WASHINGTON – Dozens of civil rights groups are banding together in a new national coalition to fight the spread of hate speech and violence stemming from the campaign of President-elect Donald Trump.
“The president-elect has been stubbornly silent. We, however, will not be silent,” Karen Tumlin, legal director at the National Immigration Law Center, a legal advocacy group in Washington and a member of the Coalition Against Hate, told Miami Herald on Thursday, December 8.
Another member of the coalition, the Southern Poverty Law Center, has recorded more than 900 hate crimes nationwide since Trump’s election.
The vast majority are aimed at racial and religious minorities, while “a small number of these incidents” targeted Trump supporters, said Heidi Beirich, director of the SPLC’s extremism-tracking program.
The new Coalition Against Hate was planned to serve as a central organizing power to protect the rights of vulnerable communities at a time when Trump’s choices for top posts have left many advocates worried that bigotry, xenophobia and conspiracy theories will be tolerated, if not embraced.
The organizers criticized Trump for failing to condemn supporters who espouse such ideologies and said the goal was to work together to prevent hate and bias from becoming “the new normal.”
Beirich said she was shocked when she went to work the Wednesday after the election to find her office inundated with reports from witnesses to or victims of hate incidents.
“It seems like every form of hatred that exists has expressed itself in the days since this election,” Beirich said.
“No corner of the country has been spared. This has happened everywhere.”
Activists warned that Trump is still willing to court polarizing voices as Sen. Jeff Sessions of Alabama, former Breitbart news executive Steve Bannon, conservative pundit Laura Ingraham, and Kansas Secretary of State Kris Kobach, among others.

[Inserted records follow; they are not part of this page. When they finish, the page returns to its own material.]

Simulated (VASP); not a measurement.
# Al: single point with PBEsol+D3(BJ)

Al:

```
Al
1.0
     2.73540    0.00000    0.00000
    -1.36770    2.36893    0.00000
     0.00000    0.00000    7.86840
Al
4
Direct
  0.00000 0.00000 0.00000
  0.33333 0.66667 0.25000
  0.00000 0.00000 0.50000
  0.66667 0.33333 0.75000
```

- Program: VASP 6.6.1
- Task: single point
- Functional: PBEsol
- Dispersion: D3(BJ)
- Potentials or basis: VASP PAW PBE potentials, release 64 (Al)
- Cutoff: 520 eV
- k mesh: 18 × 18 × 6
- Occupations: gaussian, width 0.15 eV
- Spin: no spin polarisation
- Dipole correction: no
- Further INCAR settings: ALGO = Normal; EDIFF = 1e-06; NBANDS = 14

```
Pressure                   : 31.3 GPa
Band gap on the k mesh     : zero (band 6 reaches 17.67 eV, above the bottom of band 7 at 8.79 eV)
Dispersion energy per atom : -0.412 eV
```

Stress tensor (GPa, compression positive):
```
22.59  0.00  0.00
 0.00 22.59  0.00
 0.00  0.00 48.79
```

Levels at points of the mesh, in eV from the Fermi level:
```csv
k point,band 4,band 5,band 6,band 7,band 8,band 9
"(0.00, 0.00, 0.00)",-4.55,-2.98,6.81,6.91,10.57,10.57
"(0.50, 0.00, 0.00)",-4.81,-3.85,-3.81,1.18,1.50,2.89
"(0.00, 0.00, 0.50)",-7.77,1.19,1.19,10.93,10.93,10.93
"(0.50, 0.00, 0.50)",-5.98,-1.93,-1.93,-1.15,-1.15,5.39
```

Those names point to “a Trump administration filled with well-known Islamophobes, anti-Semites, white supremacists and bigots,” said Hussam Ayloush, executive director of the Los Angeles branch of the Council on American-Islamic Relations, which has joined the coalition.
Alex Nogales, president of the California.-based National Hispanic Media Coalition, said he expects the coalition would engage directly with the Trump camp at some point, but suggested he didn’t think it would do much good.
“He had his top lawyer call me to tell me that, unless we stop saying what we were saying, he was going to sue us,” Nogales said.